Mid-April is a lousy time to have a holiday in Maine. What do we really have to celebrate? Mailing in our tax returns? Confronting the trash left behind by the retreating snow drifts?
Many of us would gladly trade a sunny day off in June or August for the windswept early spring holiday left to us by our forebears and celebrated by only us and our fellow New Englanders in Massachusetts.
Which is not to say that the date is unworthy of remembrance. On April 19, 1775, about 700 British army regulars marched toward Concord, Mass., to seize a stash of arms they believed was hidden there and to arrest revolutionary leaders Sam Adams and John Hancock.
Their secret mission was uncovered by a colonial spy network, however, and the word was sent to rouse an army of farmers to stop it. The first shots were fired at the Lexington green, and the flustered British continued on to Concord where they were defeated in battle by about 500 militiamen.
Their mission a failure, the British beat a hasty retreat to Boston, and along the road were harassed by revolutionary guerillas.

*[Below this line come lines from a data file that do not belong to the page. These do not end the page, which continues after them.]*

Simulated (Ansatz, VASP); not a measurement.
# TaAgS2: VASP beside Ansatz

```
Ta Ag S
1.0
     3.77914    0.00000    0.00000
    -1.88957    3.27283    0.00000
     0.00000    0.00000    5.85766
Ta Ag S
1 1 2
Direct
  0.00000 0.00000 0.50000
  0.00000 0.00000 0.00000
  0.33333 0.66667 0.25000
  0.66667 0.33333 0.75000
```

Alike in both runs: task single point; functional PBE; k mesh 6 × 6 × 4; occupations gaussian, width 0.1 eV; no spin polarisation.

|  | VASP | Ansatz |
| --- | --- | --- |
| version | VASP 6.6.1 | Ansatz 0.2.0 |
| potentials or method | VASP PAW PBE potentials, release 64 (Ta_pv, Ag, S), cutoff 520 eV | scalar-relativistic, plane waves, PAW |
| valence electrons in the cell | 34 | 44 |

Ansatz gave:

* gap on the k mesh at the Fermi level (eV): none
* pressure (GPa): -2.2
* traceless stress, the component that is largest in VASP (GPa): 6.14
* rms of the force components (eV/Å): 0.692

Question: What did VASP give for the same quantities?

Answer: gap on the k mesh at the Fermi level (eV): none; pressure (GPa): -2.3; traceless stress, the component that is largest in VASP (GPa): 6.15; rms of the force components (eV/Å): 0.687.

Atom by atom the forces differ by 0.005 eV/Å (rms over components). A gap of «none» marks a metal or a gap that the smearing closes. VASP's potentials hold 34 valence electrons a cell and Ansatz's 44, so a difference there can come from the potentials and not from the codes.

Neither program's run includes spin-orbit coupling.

The battles marked the start of the Revolution and were immortalized by Ralph Waldo Emerson as “the shot heard ’round the world.” The story of the intelligence operation that led up to the big day was put into verse by Portland’s own Henry Wadsworth Longfellow, who gave an enhanced role to a Boston silversmith named Paul Revere.
The poem has a few historical inaccuracies. The lantern signal from the Old North Church was sent by Revere, not to him. And he was one of several riders, not, as the poem suggests, a solo practitioner.
But the story echoes over time because even though the poet took liberties with the facts, the greater truth endures: A band of dedicated people fighting for their independence can be more powerful than the army of an empire.
And while Emerson may not have been literally correct, the message that a free people could govern itself effectively for more than two centuries has been heard not only around the world, but through time, from deep behind the Iron Curtain to the streets of Cairo.
July 4 may be a better time to take a long weekend and will be a holiday in which we will have 48 more states joining us in the party. But Patriots Day remains important, too, and a day well-worth celebrating — even if it does come at a lousy time of year.